Although he was relieved to get his car back, his struggles did not end there.

ALSO READ: Laws needed to regulate peer-to-peer rental business

He was asked by the Thai police to take the car to the police station first for processing.

“The policemen asked us to pick up the car at 8pm. When we went there at the appointed time, we were asked to pay RM3,000 as a gift that they called ‘wang satu hati’.”

Zack paid it but then found that his dashcam, spare tyres and car mats had been removed.

It is not just those who rent their vehicles out who have to cross the border to recover their vehicles.

Fatimah, 53, had parked her Toyota Hilux in front of her house at night. She learned the next morning that it had reached Narathiwat.

She lodged a police report that it was stolen but she claimed the police suspected her son, who was the last to use the car, of insurance fraud.

Four of her family members, including an acquaintance who can speak Thai, tracked the car down and found it parked at a house in Songkhla, behind the Sadao police station.

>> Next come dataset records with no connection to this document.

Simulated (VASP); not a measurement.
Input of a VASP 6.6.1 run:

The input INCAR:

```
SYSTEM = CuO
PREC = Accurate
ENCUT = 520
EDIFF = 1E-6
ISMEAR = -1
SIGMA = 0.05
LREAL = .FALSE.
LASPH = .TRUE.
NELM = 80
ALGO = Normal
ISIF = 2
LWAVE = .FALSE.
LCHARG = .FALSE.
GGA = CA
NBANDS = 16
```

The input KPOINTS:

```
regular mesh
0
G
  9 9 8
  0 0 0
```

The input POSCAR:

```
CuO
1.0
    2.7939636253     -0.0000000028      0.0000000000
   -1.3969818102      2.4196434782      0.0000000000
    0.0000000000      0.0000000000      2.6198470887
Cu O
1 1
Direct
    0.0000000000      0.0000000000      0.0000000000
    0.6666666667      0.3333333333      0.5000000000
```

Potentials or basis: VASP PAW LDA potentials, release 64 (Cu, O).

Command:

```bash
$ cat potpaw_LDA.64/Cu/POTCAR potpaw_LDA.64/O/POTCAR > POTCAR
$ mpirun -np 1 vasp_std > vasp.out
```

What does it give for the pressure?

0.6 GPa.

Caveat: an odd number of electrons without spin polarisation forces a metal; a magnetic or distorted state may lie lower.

“My family members went there and found that the plate number had been changed. They had cut off our car radio antenna, thinking that it was the GPS tracker,” she said.

She too had to pay a “fee”. The acquaintance demanded RM10,000 as a gift and had threatened to sell off the car if it was not paid within 30 minutes.

Fatimah, from Ampang, Selangor, said she managed to raise the money with much difficulty and eventually got her vehicle home.